Thou Shalt Not Lie: git rebase, ammend, squash, and other lies (opens in new tab)

(paul.stadig.name)

40 pointsmattrepl15y ago25 comments

25 comments

19 comments · 11 top-level

rlpb15y ago· 5 in thread

Linus thinks that it's fine to rewrite history on a private branch: http://www.mail-archive.com/dri-devel@lists.sourceforge.net/...

> but instead of committing all of your work as you have come to it naturally, you decide to break your work up into several small, "logical" commits. This makes you look good, but it's a lie.

No. Breaking your work up into several small, "logical" commits is exactly the right thing to do.

I find this very useful when doing experimental coding: when I don't really know where I'm going or if my changes will work. I end up with a pile of commits that do break tests and thus bisect etc, before ending up with something that works. Reworking this private branch is exactly the right thing to do.

This is in fact the exact model that open source development has used for years. Try submitting a patch series for inclusion in the kernel which include a bunch of mistakes that you've later corrected (as happens naturally during development) and see what happens. You'll be asked to rework it, since it makes it harder to review.

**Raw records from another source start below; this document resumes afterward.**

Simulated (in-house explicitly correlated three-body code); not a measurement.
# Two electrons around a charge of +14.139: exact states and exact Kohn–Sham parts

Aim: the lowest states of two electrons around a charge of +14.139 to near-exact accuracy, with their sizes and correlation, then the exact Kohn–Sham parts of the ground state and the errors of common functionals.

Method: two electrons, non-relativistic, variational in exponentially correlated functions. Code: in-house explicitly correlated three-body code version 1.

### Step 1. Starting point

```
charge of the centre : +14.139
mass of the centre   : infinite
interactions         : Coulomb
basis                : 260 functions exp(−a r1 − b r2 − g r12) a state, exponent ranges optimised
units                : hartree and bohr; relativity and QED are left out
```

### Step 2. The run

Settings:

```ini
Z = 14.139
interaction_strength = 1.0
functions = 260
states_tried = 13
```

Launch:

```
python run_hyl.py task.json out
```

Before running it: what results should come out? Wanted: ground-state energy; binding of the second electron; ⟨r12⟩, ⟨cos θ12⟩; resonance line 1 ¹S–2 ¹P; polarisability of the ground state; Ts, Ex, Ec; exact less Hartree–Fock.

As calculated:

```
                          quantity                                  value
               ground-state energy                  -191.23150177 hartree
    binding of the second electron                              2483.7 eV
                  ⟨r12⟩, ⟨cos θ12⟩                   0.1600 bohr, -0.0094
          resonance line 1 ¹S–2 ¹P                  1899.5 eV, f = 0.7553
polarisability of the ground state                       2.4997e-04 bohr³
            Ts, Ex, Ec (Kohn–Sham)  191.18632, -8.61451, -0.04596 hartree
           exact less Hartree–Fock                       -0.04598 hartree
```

Take a look at the Linux git tree and find me a single merge commit where the branch being merged contains mistakes and corrections. You won't find one. You will find plenty of regression fixes, but these are there because by this time the commits were public and couldn't be fixed retrospectively using a rebase without rewriting public history (which would obviously cause all sorts of problems).

stevelosh15y ago

> No. Breaking your work up into several small, "logical" commits is exactly the right thing to do.

The author is not arguing against making small, logical commits. He's arguing against making a ton of changes in your working directory, then running `git add file1, file2... ; git commit` a bunch of times in a row to record a series of commits.

The problem with this is exactly the one he mentioned: almost no one ever goes back and makes sure each commit actually builds and passes tests.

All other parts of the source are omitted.